C++ Logo

sg16

Advanced search

Agenda for the 2023-10-11 SG16 telecon

From: Tom Honermann <tom_at_[hidden]>
Date: Sat, 7 Oct 2023 23:20:08 -0400
SG16 will hold a telecon on Wednesday, October 11th, at 19:30 UTC
(timezone conversion
<https://www.timeanddate.com/worldclock/converter.html?iso=20231011T193000&p1=1440&p2=tz_pt&p3=tz_mt&p4=tz_ct&p5=tz_et&p6=tz_cest>).

The agenda follows.

  * P1729R2: Text Parsing <https://wg21.link/p1729r2>:
      o Continue review.

We made good progress reviewing this paper during the 2023-09-27 meeting
<https://github.com/sg16-unicode/sg16-meetings/tree/master#september-27th-2023>
and I expect we'll complete review in this meeting. Since wording is not
yet available, we won't poll forwarding this paper, but may poll support
for the paper and approval of the design as encouragement for LEWG to
review the design before a large investment is made in wording. We will,
of course, review again once wording is available.

One item I would like to discuss is that the proposed functionality
allows for a single code unit to be scanned and produced as a char (or
wchar_t) value. What does that imply for the following example (assume
that the ordinary literal encoding is UTF-8)?

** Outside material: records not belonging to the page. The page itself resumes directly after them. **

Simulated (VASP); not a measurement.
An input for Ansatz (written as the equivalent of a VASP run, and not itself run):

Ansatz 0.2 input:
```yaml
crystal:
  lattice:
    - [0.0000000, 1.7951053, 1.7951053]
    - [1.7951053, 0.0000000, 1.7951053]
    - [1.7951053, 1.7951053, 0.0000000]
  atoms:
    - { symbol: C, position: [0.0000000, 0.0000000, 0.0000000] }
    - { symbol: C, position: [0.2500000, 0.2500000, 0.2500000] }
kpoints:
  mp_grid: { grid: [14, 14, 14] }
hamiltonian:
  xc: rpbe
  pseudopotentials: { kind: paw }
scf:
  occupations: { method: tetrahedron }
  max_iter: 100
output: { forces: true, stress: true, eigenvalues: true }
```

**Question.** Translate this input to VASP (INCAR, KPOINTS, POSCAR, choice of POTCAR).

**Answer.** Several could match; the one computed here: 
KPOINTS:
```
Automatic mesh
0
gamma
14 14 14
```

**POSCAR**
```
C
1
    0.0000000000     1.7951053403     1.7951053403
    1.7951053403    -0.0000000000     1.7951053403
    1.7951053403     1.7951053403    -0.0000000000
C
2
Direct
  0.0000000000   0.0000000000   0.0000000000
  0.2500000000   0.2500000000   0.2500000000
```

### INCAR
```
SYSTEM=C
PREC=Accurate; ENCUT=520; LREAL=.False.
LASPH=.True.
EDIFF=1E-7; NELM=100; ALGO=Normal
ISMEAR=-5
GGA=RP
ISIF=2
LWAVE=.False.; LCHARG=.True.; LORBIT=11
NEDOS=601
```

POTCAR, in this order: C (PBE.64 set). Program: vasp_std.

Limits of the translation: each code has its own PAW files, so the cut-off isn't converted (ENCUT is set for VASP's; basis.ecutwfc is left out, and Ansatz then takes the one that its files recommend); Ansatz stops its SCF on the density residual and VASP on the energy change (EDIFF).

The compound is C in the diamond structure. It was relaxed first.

    // U+12345 is 0xF0 0x92 0x8D 0x85 in UTF-8
    std::scan<char, std::string>("\u{12345}", "{}{}");

The scan of the char value presumably consumes the 0xF0 code unit such
that the scan of the std::string value then begins scanning at the 0x92
trailing code unit which presumably results in a scan error,
substitution of a replacement character in the scanned string, or a
sequence of ill-formed code units scanned into the string, all of which
seem undesirable; particularly if the programmer's expectation was that
a member of the basic character set would be scanned for the char value.
There are at least a couple of alternative options that we can consider:

 1. Scan of a single char or wchar_t value is only considered successful
    if the value read corresponds to a character that is encoded as a
    single code unit. E.g., scan or a leading or surrogate code unit is
    an error.
 2. Scan of a single char or wchar_t value consumes the full code unit
    sequence for the encoded character, the first code unit is used as
    the scanned value, and the remaining code units are discarded.

I reviewed the current list of papers with an SG16 label
<https://github.com/cplusplus/papers/issues?q=is%3Aissue+is%3Aopen+label%3Asg16+-label%3Aneeds-revision>,
but am refraining from adding any more to the agenda for this meeting.
The timing looks right for revisiting the following papers for the
following meeting assuming author availability.

  * P2749: Down with "character" <https://wg21.link/p2749>
  * P2626: charN_t incremental adoption: Casting pointers of UTF
    character types <https://wg21.link/p2626>

Tom.

Received on 2023-10-08 03:20:09